Just to let ya know we still bust our rights and lefts.(you know what I mean). I Love You Dad
Your Daughter in law Nikki
December 09, 2000
My dad was a wondeful man he made me everything I am today he always put me ahead of himself whether it was baseball basketball bowling or whatever he showed me what it is like to be a good man and a good dad I only hope I can be half the man he was life is not fair and i wish you were still here to see your grandchildren grow up i am glad you got to see Tuesdae for as long as you could she always talks about you and knows your in heavan watching over us all I'm sure you know there is now another on the way and i am sure you will be there to see this child born. Its still not real to me i miss watching the Lions, Wings and Michigan games with you but I am sure you have a better seat now to watch all the games i wish i would have got the chance to tell you how importnat you were to me you helped me turn my life around if not for you i would be nothing and I hope you know that i am for ever greatful for that I love you DAD!!!!!!!!
December 04, 2000
There are many wonderful memories I have of our life together. There are also a couple of instances that happened which made me realize what a giving man Rich was and that I want to be written here for his grandchildren to read when they are old enough to understand.

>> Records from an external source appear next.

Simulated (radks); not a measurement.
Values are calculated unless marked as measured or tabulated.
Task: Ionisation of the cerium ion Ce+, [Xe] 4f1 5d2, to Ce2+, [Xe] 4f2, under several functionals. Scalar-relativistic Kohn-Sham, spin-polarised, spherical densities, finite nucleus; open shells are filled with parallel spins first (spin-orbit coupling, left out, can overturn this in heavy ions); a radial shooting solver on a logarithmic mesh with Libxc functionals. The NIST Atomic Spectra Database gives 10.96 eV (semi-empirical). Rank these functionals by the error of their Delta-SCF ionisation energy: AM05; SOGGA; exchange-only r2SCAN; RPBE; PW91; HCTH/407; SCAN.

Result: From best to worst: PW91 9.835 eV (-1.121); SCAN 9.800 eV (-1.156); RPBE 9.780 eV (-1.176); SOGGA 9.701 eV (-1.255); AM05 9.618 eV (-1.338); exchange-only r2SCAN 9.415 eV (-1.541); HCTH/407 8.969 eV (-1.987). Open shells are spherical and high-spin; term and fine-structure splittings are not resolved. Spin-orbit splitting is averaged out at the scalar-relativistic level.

The first one that comes to my mind was a December weekend a few years ago when we had driven to Lansing for the Citizens Christmas party. We enjoyed dinner with family & friends Friday night and Rich informed me that Saturday morning he wanted to drive back to Brighton to watch our nephew, Josh, play hockey. I couldn't believe he wanted to do this, but he explained to me that he knew how important it was to him and Jason to have family & friends come to his games when he was younger playing Baseball. This really made me think about his love & caring for family.

The second instance was in 1997 and Rich & I were vacationing in the UP. We stopped at a restaurant one morning for breakfast, and as we sat there talking we noticed an elderly woman come in and sit in the booth across from us. We could tell that she was homeless by the way she was dressed and after hearing her conversation with the waitress we realized she was a regular at the restaurant. She asked for a cup of coffee and a piece of toast. When the waitress brought our food, Rich gave her money and told her to please buy the lady a good breakfast. This also really touched my heart.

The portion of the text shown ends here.